The sort of people I’m talking about quickly become angry at
me if they dislike some trivial opinion about a trivial matter that I’ve
haphazardly uttered in order to make conversation. They aren’t mad about my
politics; they’re mad because something I’ve said about an indifferent topic
irks them.
I hope that more or less brings me to the only point I want
to make in this essay. It seems to me that in Southwest Louisiana in 2013, the
word “liberal” is an adjective that means “uttering or writing statements that
are disliked by anyone who consistently listens to talk radio, views Fox News
or endorses tea party ideology.” And it’s not far from meaning “uttering or
writing statements that are disliked by anyone in Southwest Louisiana.”

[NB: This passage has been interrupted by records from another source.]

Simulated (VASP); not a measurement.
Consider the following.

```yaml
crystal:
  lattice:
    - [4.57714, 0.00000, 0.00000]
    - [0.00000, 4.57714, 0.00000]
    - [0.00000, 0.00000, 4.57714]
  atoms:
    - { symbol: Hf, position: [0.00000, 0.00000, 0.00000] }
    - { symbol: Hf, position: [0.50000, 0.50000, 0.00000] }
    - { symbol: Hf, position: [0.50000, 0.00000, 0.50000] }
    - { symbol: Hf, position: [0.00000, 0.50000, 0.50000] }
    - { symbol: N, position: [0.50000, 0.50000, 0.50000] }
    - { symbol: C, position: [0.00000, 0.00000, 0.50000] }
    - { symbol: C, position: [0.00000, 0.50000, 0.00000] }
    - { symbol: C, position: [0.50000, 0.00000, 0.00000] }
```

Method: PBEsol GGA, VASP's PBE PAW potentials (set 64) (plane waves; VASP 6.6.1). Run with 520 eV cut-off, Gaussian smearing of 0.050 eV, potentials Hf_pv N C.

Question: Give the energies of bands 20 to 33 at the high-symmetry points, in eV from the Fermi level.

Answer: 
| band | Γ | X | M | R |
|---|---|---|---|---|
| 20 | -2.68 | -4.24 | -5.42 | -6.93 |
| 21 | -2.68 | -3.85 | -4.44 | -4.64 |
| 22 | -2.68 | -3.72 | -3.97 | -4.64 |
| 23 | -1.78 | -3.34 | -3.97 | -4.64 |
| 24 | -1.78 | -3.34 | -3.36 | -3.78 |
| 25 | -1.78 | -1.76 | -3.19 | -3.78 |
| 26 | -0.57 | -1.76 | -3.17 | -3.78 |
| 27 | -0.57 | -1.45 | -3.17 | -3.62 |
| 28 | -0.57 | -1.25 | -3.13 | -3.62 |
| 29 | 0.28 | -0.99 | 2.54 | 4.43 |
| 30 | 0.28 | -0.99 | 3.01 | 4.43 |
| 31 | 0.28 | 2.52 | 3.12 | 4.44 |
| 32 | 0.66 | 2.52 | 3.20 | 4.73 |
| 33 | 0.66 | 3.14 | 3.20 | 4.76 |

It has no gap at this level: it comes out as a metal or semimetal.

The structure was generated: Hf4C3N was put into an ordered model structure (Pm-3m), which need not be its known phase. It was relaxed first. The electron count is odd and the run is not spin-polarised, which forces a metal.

I guess the key thing to take out of that is that I feel the
use of the term “liberal” in regard to Brad Goins has little or nothing to do
with politics. I think politics is a sewer and I don’t take it seriously. How
could I be a liberal?
On the other hand, I am someone who takes a pretty
lackadaisical approach to the expressing of opinions. Half of what I do in Up
Front is work toward a cheap joke. If a politician of either party acts like an
oaf, I figure out some way to have at least one laugh at his expense. And I
sure can’t make fun of Louisiana Democrats when there aren’t any Louisiana
Democrats to make fun of.
To create the sort of political satire or irony I create, I
freely ride on any hobby horse that happens to be around, freely jump on any
bully pulpit in sight and freely express all sorts of opinions about sundry
matters that don’t matter a hill of beans in the general scheme of things.
I used to find a lot of humor at the prospect of ordinary
people who fly into foam-at-the-mouth rages at the mere mention of this or that
“liberal” or “conservative” fad. But I’m beginning to tire of the joke.
Maybe 13 years of living in a place where people are afraid
to utter the word “liberal” except in a whisper or as an insult has given me
pause and gotten me to ponder the matter a little too much. Isn’t there
something just a little extreme in all this? Is there something unhealthy in
it? Is there, possibly, something potentially dangerous in it?
The hours and hours and hours of self-censorship I put
myself through as I write Up Fronts — is this good journalism? Is it a failure
of nerve? Or is it a very prudent act of self-protection that I should engage
in even more?
Power is a real thing. Politics is useless except as a means
to power. Partisan politics, or any ideological politics, is never systematic
and is therefore never worth taking seriously. Politics as it is practiced by
the typical politician is farcical.
But the current use of the word “liberal” — that’s nasty.
And as any halfway decent columnist will tell you, you’d better think long and
hard before you put a dirty joke in print. Some people don’t like that kind of
joke. And some people have a very low tolerance for things they don’t like.